Quote Originally Posted by johnw View Post
I mentioned in my post that I put a ~40GB static file on the SSD. To be precise, it is 41992617078 Bytes (I imagine that is a typical amount of static data for a 64GB SSD) And Anvil's app and data is on the SSD. All settings in Anvil's app are the default, except that I checked the box about keeping running totals for GB written (option just added yesterday).

For reference, the md5sum of the 42GB file is: 0d1c4ec44d9f4ece86e907ab479da280
Alright, got a file ready for myself, weighing in at 42,022,123,868 bytes. C300 64GB should start tomorrow so long as UPS sticks to their delivery date.

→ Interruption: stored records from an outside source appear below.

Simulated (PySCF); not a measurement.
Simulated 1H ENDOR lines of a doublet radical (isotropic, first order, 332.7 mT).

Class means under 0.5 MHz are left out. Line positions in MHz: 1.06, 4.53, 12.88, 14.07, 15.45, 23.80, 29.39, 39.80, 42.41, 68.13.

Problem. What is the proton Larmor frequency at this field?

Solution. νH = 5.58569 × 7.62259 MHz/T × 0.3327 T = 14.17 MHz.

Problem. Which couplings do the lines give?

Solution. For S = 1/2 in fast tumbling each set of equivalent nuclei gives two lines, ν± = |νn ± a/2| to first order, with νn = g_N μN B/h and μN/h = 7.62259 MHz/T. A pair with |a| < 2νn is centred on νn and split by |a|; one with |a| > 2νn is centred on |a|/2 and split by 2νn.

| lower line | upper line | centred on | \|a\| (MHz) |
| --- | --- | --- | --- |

I'm also going to test a SF-1200 drive now that the prospect of no-LTT has emerged (and if anyone wants to test a 25nm vs. my 34nm, let me know...easier to arrange testing and setup in pairs!). With a Sandforce back on the scene, I wanted to examine the compression settings in Anvil's app and see if any were suited to mimic 'real' data. With the discovery of the 233 SMART value, we can now see NAND writes in addition to Host writes, so if we can also write 'real' data we can kill two birds with one stone: see how long a drive lasts with 'real' use and how much the NAND can survive.

So what did I do?

First, I took two of my drives, C: and D:, which are comprised of OS and applications (C:) and documents (D:, .jpg, .png, .dng, .xlsx probably make up 95% of the data on it) and froze them into separate single-file, zero compression .rar documents. I then took those two .rar files (renamed to .r files...WinRAR wasn't too happy RARing a single .rar file) and ran them through 6 different compression algorithms: WinRAR Fastest RAR setting, WinRAR Normal RAR setting, WinRAR Best RAR setting, 7-zip Fastest LZMA setting, 7-zip Normal LZMA setting, and 7-zip Ultra LZMA setting. I then normalized the output file sizes.

Doing this created two 'compression curves' showing how my real data responds to various levels of compression. My thinking being that if any of Anvil's data compressibility settings had similarly shaped and similarly sized (after normalization) outputs, it would be a good candidate to use to mimic real data and allow the use of 'real' data with SF testing. Real data != 'real' data; 'real' data is just the best attempt to generate gobs of data that walk, talk, and act like real data. A great candidate would be a generated data set that had a compression curve between the two curves from real data, across the entire curve.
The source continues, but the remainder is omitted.